Innovation distinguishes between a leader and a follower. New business is created by new ideas, by the process of creating competitive advantage in what an organisation can offer.


Society depends on innovation. It is strongly associated with growth, and it goes deep in the heart of our history books, pointing out how far and for how long it has shaped our lives. That’s why great inventors are famous and well regarded, and, in the process, few of them get rich.


Entrepreneurship, by contrast, is applying the innovation to bring the ideas to life. Entrepreneurs build businesses and propel the innovation forward. They grasp the opportunity to cash in on the innovation and transform big ideas into impactful solutions. Humanity’s progress relies on entrepreneurship – and, thus, great entrepreneurs get even richer than great innovators.


In the words of the founder of modern business management, Professor Peter F. Drucker:


“Innovation is the specific tool of entrepreneurs, the means by which they exploit change as an opportunity for a different business or service. It is capable of being presented as a discipline, capable of being learned, capable of being practised.”



However, there is no proven formula for success, particularly when it comes to innovation. Since innovation is a complex, company-wide endeavour, it requires a set of cross-cutting practices and processes to structure, organise and encourage it. Taken together, these essentials – shown in the diagram above – constitute an actual operating system under which innovation is more likely to thrive.


Fresh, creative insights are invaluable. However, in Ainira Industries’ decade-long experience, many companies run into difficulty less from a scarcity of new ideas than from the struggle to determine which ideas to support and scale. Innovation is inherently risky, and getting the most from a portfolio of innovation initiatives is more about managing risk than eliminating it.


For companies to sit still and not successfully innovate is mostly to wither away, since new competitors have often leapfrogged industry incumbents. Complacency is not an option. In this increasingly educated, talented and mobile world, with lower labour and production costs abroad, and information at anyone’s fingertips, successful startups can pop up anywhere.
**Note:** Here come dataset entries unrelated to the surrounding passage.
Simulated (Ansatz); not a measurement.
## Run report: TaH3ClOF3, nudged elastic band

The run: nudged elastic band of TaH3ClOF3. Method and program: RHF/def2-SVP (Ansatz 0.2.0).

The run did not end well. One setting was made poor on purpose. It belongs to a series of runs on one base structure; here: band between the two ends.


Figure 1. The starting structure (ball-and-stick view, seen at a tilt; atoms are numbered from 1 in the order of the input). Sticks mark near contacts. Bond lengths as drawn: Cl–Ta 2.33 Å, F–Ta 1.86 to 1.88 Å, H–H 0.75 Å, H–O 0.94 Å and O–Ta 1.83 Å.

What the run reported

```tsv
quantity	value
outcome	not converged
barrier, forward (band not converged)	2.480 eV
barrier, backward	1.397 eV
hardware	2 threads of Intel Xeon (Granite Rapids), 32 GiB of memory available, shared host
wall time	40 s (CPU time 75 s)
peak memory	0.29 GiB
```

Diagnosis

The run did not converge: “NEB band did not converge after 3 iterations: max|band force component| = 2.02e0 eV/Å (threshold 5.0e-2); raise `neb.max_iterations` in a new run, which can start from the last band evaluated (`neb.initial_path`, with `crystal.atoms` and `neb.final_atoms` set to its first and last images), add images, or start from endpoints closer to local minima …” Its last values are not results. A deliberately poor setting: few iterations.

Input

Some high performers in product, process and business model that have re-engineered their supply chains, boosted product quality and rolled out lean six-sigma, do not easily reinvent themselves as leading innovators. They are better executors than innovators, and most succeed less through game-changing creativity than by optimising their existing businesses.


These companies, most likely, still struggle to meet their growth goals and seldom thrill their customers. No matter how committed, a CEO cannot single-handedly reconstitute a company for innovation. The entire top team must be on board, and the re-engineering efforts of retooling the management practices for innovation have to be managed by either an internal or outsourced strong, dynamic, knowledgeable leader.


Ainira’s founding team of serial entrepreneurs has a proven track record of multi-sector innovation that helped secure a number of exits to Fortune 100 and Global 500 companies. Besides ongoing business model and technology innovation and entrepreneurship, the Company is building on our years of client-service experience to provide consulting to a broad range of multi-industry organisations.


We are helping them build a far-reaching corporate vision and coalesce an action plan, which combine high-level aspirations with estimates of the value that innovation should generate to meet financial-growth objectives. Quantifying an innovation target for growth and making it an explicit part of future strategic plans solidify the importance for innovation, justify the time and money investment, and add accountability.


Over the past sixteen years, we have led dozens of innovation projects and have talked to hundreds of managers about the challenge of building in-house high performance innovation. Skills, tools, met­rics, processes, platforms, incentives, roles, and values all have to come together in one fine-tuned, supercharged, race-winning innovation machine.


If your organisation is really serious about building such an innovation engine, then it needs to find a way to upgrade everyone’s innovation skills, agree on what counts as innovation, establish comprehen­sive metrics, hold leaders and consultants accountable for innovation, and retool its management processes so they foster innovation everywhere, all the time.


These cannot be isolated initiatives – they must work in harmony while being coordinated by experienced professionals. Do all this and you will have a company that can win, and win again, in the twenty-first century’s creative economy.